With discreet black scarves tucked beneath their helmets, Afghan refugees Zahra and Masomah Alizada hurtle down Brittany’s rural and winding roads … the sisters back on their bikes training after the Ramadan recess.
Zahra, 19, and Masomah, 20, who are known as the “Little Queens of Kabul,” are members of the Afghan women’s national cycling team.
They fled a daily life of insults, threats and attacks to pursue a passion for cycling inherited from their father.
Photo: AFP
Two months ago they settled as refugees in the home of the Tour de France with their parents and three brothers.
“In Afghanistan men think [it is] unsuitable for a woman to ride a bike and the Taliban have banned us from sport,” Masomah said. “It’s very easy for men and women here to ride a bike.”
The Alizada sisters and their teammates were brave enough to ride a bike in public in a country where few women dare experiment, in particular, when one belongs to the minority Shiite Hazara, a frequent target of kidnappings and attacks.
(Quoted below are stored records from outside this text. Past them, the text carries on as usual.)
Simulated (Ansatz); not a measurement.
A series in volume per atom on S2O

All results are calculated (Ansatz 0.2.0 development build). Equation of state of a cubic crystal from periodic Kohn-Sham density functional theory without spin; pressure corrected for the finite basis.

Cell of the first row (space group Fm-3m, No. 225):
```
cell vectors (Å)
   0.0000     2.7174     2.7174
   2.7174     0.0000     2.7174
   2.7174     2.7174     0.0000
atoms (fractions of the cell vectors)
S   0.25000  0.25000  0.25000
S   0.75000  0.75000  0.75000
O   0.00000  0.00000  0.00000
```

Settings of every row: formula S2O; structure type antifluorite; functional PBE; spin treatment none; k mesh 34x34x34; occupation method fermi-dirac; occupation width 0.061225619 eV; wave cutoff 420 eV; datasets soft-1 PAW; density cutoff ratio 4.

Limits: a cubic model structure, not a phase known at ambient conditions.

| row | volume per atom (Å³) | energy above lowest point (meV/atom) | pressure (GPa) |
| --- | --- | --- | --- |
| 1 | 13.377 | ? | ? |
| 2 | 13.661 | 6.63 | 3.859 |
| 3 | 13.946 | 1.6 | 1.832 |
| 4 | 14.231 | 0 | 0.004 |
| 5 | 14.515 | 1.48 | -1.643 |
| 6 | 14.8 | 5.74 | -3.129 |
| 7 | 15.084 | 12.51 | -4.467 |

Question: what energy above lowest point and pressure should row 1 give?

At the center of it all are peltings with tomatoes and stones, submission to forced marriages and torrents of insults on social media.
“I have never given up on the bike, but I want to encourage girls to do it and women’s cycling is becoming commonplace in Afghanistan,” Masomah said.
The sisters tried taekwondo, volleyball and basketball, but finally chose cycling.
“On the bike, you have a sense of freedom,” Zahra said. “No one tells us what we can or cannot do, because you are a woman. It’s extraordinary, you feel like a bird.”
Their father has never given in to pressure.
He said he “wants to be a good example for other parents” by “showing that men and women have the same rights.”
Exiled in Iran during the Taliban regime, the Alizada family had more than 20 asylum applications rejected.
Their French adventure is a curious sequence of life events, which led to the girls participating in a world championship qualifier in Albi, near Toulouse, last year.
It is also the story of an encounter with cycling enthusiasts the Communal family, whose empathy was stirred after Franco-German TV channel Arte’s documentary about the sisters.
The Communals put them up in their holiday home and then created a foundation to raise funds.
In the village, solidarity spread.
Six retired teachers took turns to give French classes and the neighbors rallied round with gifts of local vegetables or simply placing a bouquet of roses on the window sill.
“It’s a lot of responsibility for us,” the Communal’s son, Thierry, said.
“The goal is to mix bikes and studies, you have to enrol them in university, but you also have to integrate the parents,” he said.
Last month, an asylum application was filed for the entire family.
Confident in the “Little Queens’” potential, the civil engineering professor admits to having been “pleasantly surprised” by their ability last year in Albi.
He intends to register them in a club so that they can train “two or three hours a day.”
“Today no one can say what their real level is until they have enjoyed a full year of training,” Communal said, adding that in Afghanistan they only trained “once a week outside.”
In the land of La Grande Boucle, (the Tour de France is known as the Big Loop) Mosamah and Zahra yearn to follow a stage of the Tour, but ultimately, they aim for a spot at the Olympic Games in Tokyo in 2020, and why not “a first medal for Afghan women’s sport.”